Lessons from the 1940s – Save and Invest
The generation that fought World War II on the battlefield and on the Home Front had come through the Great Depression. While we cringe at today’s unemployment figures hovering around 10 percent (as we should), in 1932, 13 million were unemployed – 25 percent of the labor force at a time when most households had only one wage-earner.
This generation learned the importance of managing money wisely. During the war, that meant purchasing War Bonds. Many enrolled in automatic purchasing programs to buy a set quantity with each paycheck. Bond rallies and drives brought in many more purchases. By the end of the war, 85 million Americans had purchased $185.7 billion worth of bonds.
More than patriotism and the financial necessities of total war, War Bonds were a good investment. At the end of ten years, the bonds matured and were worth far more than their purchase price.

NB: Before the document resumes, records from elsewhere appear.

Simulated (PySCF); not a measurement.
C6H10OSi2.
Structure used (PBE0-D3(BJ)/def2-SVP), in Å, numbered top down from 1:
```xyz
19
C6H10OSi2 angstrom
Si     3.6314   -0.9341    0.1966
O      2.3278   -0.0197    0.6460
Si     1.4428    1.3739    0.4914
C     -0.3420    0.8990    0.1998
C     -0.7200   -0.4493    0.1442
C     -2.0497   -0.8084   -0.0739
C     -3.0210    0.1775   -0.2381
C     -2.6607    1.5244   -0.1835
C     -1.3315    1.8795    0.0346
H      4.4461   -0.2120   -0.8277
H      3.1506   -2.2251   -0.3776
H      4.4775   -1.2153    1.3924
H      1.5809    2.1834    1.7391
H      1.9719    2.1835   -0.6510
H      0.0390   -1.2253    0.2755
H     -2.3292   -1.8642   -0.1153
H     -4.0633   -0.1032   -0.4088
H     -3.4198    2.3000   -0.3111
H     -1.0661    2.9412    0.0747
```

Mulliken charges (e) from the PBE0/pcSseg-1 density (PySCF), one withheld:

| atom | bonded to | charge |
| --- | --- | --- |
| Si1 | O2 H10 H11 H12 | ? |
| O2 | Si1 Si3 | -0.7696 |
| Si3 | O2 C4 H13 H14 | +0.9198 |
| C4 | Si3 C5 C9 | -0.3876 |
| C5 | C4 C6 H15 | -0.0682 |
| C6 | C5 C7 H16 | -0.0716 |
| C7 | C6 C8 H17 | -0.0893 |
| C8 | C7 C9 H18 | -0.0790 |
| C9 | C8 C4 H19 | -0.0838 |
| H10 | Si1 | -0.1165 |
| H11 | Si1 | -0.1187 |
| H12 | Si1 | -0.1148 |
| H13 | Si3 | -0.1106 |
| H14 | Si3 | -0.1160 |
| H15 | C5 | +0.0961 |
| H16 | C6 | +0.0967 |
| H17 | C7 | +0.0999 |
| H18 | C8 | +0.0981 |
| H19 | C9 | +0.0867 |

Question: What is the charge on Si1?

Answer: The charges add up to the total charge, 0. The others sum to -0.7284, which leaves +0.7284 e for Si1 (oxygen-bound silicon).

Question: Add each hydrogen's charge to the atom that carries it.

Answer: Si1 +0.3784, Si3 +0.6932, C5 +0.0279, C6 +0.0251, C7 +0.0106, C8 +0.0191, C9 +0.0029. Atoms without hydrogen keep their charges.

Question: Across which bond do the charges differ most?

We can learn a lot from this generation about personal finances. Don’t buy more than you can afford. Live frugally. Reuse and repair and wear things out. Don’t go into debt. If you are in debt, get out quickly. Don’t put more on your credit cards than you can repay at the end of the month. Set aside a portion of your salary regularly for savings and investment.
For today’s Americans, these concepts seem impractical and foreign. But they work.
Which of these ideas are you trying now? Which would you like to try?
My parents, who were born in the late 1930’s and early 1940’s, are, I think the last generation to save for things. By the time that generation’s children came along (post 1960), we determined that we needed everything NOW. Things that our parents didn’t have until 15 or 20 years into their marriage, we had to have immediately. For instance, new furniture, a dishwasher, fancy vacations. My parents didn’t have any of those things for years, but, now, newly married couples deem ALL of those things essentials. We want everything…and we want it now…and what’s more, we think we can’t live without it. And so we’re in debt up to our eyeballs.
Have a lovely day,
Thanks, Patti! It’s so true. Past generations believed in delayed gratification – now it’s all about instant gratification. And everyone’s paying dearly for it. Yes, the banks shouldn’t have been so free with credit (and the government definitely should not have coerced them into doing so!), but the whole housing meltdown really boils down to the consumer saying, “I want it; therefore, I deserve it NOW!”